Monster Machines: This Electron Gun Turns Titanium Powder Into Turbine Blades For Planes

Monster Machines: This Electron Gun Turns Titanium Powder Into Turbine Blades For Planes

Titanium aluminide is a 3D-printable metal compound that holds great promise for lighter, stronger aircraft turbines but is notoriously difficult to work. That is, it was notoriously difficult to work with, until additive manufacturing firm Avio developed this metal-melting 3 kW electron gun.

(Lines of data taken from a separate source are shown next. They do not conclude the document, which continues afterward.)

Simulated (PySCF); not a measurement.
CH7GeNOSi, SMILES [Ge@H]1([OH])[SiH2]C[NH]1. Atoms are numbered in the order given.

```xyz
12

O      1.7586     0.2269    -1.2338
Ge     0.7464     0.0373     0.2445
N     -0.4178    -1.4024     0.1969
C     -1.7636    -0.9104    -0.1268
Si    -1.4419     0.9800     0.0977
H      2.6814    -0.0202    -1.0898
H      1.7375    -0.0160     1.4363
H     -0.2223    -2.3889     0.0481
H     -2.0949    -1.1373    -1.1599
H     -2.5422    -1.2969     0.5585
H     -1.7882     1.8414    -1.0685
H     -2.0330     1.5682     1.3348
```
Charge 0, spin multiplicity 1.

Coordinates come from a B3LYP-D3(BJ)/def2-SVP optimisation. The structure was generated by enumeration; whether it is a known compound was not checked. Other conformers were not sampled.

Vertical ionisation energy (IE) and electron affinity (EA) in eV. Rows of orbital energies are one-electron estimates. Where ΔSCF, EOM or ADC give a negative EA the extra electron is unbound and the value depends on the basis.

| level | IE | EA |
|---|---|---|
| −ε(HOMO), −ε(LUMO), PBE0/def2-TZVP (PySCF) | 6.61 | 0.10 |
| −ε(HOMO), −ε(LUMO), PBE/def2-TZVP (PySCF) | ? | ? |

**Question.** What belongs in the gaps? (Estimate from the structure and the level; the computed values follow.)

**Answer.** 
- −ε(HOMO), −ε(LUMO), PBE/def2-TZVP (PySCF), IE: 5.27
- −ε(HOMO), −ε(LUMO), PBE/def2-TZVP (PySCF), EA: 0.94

Titianium aluminide (TiAl) is an intermetallic alloy developed beginning in the early 1970s for use in automotive and aircraft engines. Its light weight, strength, and resistance to both heat stress and oxidation make it ideal for these applications. It’s also 50 per cent lighter than the nickel superalloys currently employed.

For aircraft turbine blades, for example, using TiAl rather than conventional alloys has shown to boost the engine’s thrust to weight ratio by as much as 20 per cent. “Although the material is expensive, the weight savings and the fuel consumption savings tied to weight reduction more than pay for it,” Mauro Varetti, an advanced manufacturing engineer at Avio, the GE subsidiary that developed the new electron gun. However, TiAl tends to contract, shrink, and crack as it cools in a conventional lost-wax or spin-casting mould, leading to lots of wasted precursor and even higher production costs.

The EBM (electron beam melting) printer from Avio avoids this issue entirely. The system works by drafting the component in a vacuous three dimensional space from a stockpile of molten TiAl powder using a 3kW electron beam 10 times more powerful than any existing 3D metal-printing laser. Because the laser is so much more powerful than existing options, engineers can better control the properties of the TiAl and produce components from layers up to four times thicker (and sturdier) than existing Ni superalloys.

What’s more, the EBM can produce components in a fraction of the time needed by traditional casting. The new system can spit out as many as seven fan blades for the GE GEnx turbine engine every three days, in fact. That’s roughly the same speed as traditional casting — but with a fraction of the loss.

GE is already working with its Italian subsidiary to scale up the printing technology and begin incorporating the blades in its GE9x (for the new 777x) and its Genx engine used in the Dreamliner and 787. The company plans to begin testing engines with these new components at its Peebles, OH, test facility later this year. [GE ReportsARCAMWiki]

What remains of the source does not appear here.